13. Administration of the Plan.

    (a)  Except as provided in Section 11(f), full power and authority
         to construe, interpret and administer this Plan shall be vested
         in the Administrator, who may from time to time adopt any rules
         or regulations the Administrator determines are necessary or
         appropriate.  If there is no Administrator, the power and
         authority of the Administrator shall rest with Board; however,
         no member of the Board shall participate in any decision
         affecting uniquely such member as a Participant.  Decisions of
         the Administrator, the ad hoc committee described in Section
         11(f) and the Board made in good faith, shall be final,
         conclusive and binding upon all parties.

    (b)  In the absence of bad faith or gross neglect of duty, neither
         the Administrator nor any member of the Benefit Review
         Committee, Compensation Committee, or Board of Directors shall
         have any liability to the Corporation or to any other person,
         firm or corporation arising out of or connected with the
         administration of this Plan for any decision made respecting
         this Plan or its administration.

    (c)  The President, Chairman of the Board and Chief Executive
         Officer of the Corporation shall appoint a Benefit Review
         Committee consisting of not less than three nor more than five
         persons, having the administrative responsibilities and
         discretionary authority described in this Section 13.  The
         Benefit Review committee has full power and authority to
         construe the Plan and determine all questions of eligibility
         and interpretation under the Plan, except with respect to non-
         employee Directors, in which case the Compensation Committee of
         the Board of Directors has full power and authority to construe
         the Plan and determine all questions of eligibility and
         interpretation under the Plan.  The determination of the
         Compensation Committee shall be final and binding, and not
         subject to Subsection (d), below.

    (d)  The Plan and any claims of all Participants, with the sole
         exception of non-employee Directors, arising from the Plan or
         in any way related to the Plan, are subject to and governed by
         the Ultramar Diamond Shamrock Corporation Dialogue Dispute
         Resolution Program ("Dialogue").  If a claim has been appealed
         from the Administrator to the benefit review committee and the
         claimant desires to appeal the decision of the Benefit Review
         Committee, such appeal must be conducted solely within the
         limitations and procedures of Dialogue.

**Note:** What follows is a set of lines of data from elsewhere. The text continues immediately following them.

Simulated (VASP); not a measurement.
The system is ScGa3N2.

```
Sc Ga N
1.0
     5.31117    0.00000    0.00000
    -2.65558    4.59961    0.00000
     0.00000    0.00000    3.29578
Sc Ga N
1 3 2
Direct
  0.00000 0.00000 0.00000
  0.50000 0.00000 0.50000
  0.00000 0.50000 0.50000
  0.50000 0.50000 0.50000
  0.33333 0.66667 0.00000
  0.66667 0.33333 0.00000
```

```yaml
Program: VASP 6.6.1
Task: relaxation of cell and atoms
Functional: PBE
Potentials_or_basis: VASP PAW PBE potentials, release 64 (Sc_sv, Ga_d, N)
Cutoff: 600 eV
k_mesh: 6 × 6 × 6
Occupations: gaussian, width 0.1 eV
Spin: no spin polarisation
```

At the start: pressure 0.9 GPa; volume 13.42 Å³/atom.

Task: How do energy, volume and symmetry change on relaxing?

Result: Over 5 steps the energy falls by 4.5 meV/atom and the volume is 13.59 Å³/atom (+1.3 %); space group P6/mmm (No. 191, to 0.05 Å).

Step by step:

14. Amendment or Discontinuance of Plan.

    At the sole discretion of the Board this Plan may be discontinued or
    changed at any time.  Upon such discontinuance, the vested amounts
    credited to the Account of any Participant shall be distributed in
    satisfaction of the obligations of the Corporation under this Plan,
    in the manner selected at the option of the Board or at the option
    of the Administrator  if so directed by the Board, as follows:

    (a)  The Account balance may be distributed in a lump sum as of the
         date of discontinuance in a manner consistent with Section 11
         hereof.  The lump sum payment shall be made on the last day of
         the month following the date of discontinuance; or

    (b)  The Account balance may be distributed in accordance with the
         Notice of Election; or

    (c)  Commencing on the last day of the month following the date of
         discontinuance, the Account balance may be distributed in no
         more than ten annual installments, calculated in the same
         manner as payments under Section 11(e).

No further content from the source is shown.